This is a very important step, the one in which the expert knowledge can be merged with the information obtained with the data. We will propose just an example of how this could be done. For example we might have some beliefs which are not well represented by this graph. This might happen for many reason. Maybe there is not enough data in the data set for the algorithm to discover this. Maybe it was just a direction imposed to keep the graph acyclic, or maybe when the algorithm had a choice, it picked that direction because it does not actually understand what those variables mean.
Thus what we have various options:
- Remove an existing arrow;
- Add a non-existing arrow;
- Change the direction of an arrow;
In doing that, especially when we remove an arrow, just remember that the thickness of the arrow represents the importance of that link. So we would not want to remove a very thick link. We might at most consider to revert it.
This operation of changing the arrows is done by a process of white-listing and black-listing links. So, looking at the graph, we select a number of links that we want to white-list, i.e. that have to absolutely be there, and a number of links that we want to black-list, i.e. that we don't want to be there.

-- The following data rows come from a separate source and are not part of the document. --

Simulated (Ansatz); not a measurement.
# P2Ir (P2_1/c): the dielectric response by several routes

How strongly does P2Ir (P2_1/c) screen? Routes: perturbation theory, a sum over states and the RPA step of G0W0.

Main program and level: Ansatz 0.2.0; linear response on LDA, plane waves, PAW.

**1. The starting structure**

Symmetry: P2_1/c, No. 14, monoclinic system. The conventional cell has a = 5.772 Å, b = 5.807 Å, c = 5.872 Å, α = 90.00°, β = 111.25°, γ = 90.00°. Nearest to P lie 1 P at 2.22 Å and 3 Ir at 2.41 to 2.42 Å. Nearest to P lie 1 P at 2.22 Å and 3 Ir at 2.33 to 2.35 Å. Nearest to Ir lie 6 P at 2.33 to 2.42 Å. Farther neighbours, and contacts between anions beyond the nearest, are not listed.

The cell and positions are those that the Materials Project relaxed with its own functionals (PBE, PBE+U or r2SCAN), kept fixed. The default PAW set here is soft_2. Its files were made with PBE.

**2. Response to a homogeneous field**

Just for the purpose of making the example, let us assume that for some reason we believe that the arrow going from PUNTAJE to AMBIENTE.ESCOLAR should be in the opposite direction. Than we would white-list the link (AMBIENTE.ESCOLAR, PUNTAJE) and retrain the model. Since when using some score-based algorithms we can actually check what is the score of a particular network, we can use that score also to evaluate how much this will impact the network based on the data. Remember, though, that you are adding information that is supposedly not contained into the data, so this might also get you a network with a smaller score. So don't let be worried too much if that happens. This phase needs you to critically assess what is going on and decide if a network makes sense or not.